AP
Oluşturulma Tarihi: Mart 30, 2009 00:00
KIRKUK - Seeking to head off an explosion of ethnic violence, the United Nations will call for a power-sharing system of government for Iraq's deeply divided region of Kirkuk in the oil-rich north.
A draft U.N. plan, outlined to The Associated Press by two Western officials, aims to defuse dangerous tensions. Kurds, a majority in the region, have been trying to wrest control from Arabs, Turkomen and other rival ethnic groups. If open warfare breaks out, it could jeopardize the U.S. goal of stability across Iraq before elections at year's end.
Peaceful elections are critical to reducing the U.S. presence in Iraq, promised by President Barack Obama. The U.N. has played only a minor role in Iraq since 2003, when its Baghdad headquarters was destroyed by a truck bomb. Now, officials in Kirkuk say the U.N. efforts may be the last chance for a peaceful outcome.
Without a resolution, "I think Kirkuk will be like a TNT barrel and explode and burn everybody," Iraqi parliament lawmaker Mohammed Mahdi Amin al-Bayati, a Turkoman, said in an interview. Deputy Gov. Rakan Saeed al-Jubouri, a Sunni Arab, agreed. "Violence is very easy to start in Iraq," he said in a separate interview.

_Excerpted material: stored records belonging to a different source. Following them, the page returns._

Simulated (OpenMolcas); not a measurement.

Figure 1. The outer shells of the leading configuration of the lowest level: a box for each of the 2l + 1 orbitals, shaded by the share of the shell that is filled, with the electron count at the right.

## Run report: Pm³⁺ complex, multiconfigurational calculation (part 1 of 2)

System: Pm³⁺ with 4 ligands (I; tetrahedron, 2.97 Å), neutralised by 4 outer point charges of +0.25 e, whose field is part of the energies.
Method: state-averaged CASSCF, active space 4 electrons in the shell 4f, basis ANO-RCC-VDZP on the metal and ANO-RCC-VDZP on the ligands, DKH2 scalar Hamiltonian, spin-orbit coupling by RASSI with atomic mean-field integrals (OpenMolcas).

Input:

Kurds want the province to be wrapped into the regional government in northern Iraq. Arabs and Turkomen vehemently oppose this. "You cannot give up the opinion of the majority and give a small group of people what they want just because they ask for it," said Sarteep Mohammad Hussein Kakai, a Kurdish member of the Iraqi parliament.
Arabization program
Deep suspicions among ethnic groups in Kirkuk are partially rooted in its past under Saddam Hussein. Tens of thousands of Kurds were killed, and more than 1,100 of their villages razed, under his Arabization program.
The long-awaited U.N. report on Kirkuk will outline options for compromise, but "we are not pushing them into any particular direction," said spokeswoman Randa Jamal. A draft of the U.N. plan, according to two Western officials who have read it, offers five options. The officials spoke on condition of anonymity because the report has not been finalized and they are not authorized to speak publicly about it.
Details of the formulas are still being negotiated. Remaining sticking points include how jobs will be divided among each group, and when, and who can be counted as a legal resident among the 400,000 Kurds who moved to Kirkuk after Saddam's ouster. Arabs and Turkomen call them illegal squatters.
"Ultimately, they need to come together to resolve this issue, because it's not going to get any prettier with time," said Howard Keegan, the State Department's top envoy in Kirkuk.
The U.S. has encouraged power-sharing in a country where Shiites dominate in the south, Sunnis in the west and Kurds in the far north. Bitter sectarian fighting and ethnic cleansing have deepened mistrust.
Gen. Ray Odierno, the top U.S. military leader in Iraq, said in a recent AP interview that "ultimately they have to solve this problem in Baghdad." And in a January visit to Kirkuk, Vice President Joe Biden told local leaders they had a year to show significant success in settling the dispute - or potentially face it alone. "The Americans should understand we cannot guarantee there will not be a civil war when they leave," said Turkoman councilman Hassan Toran.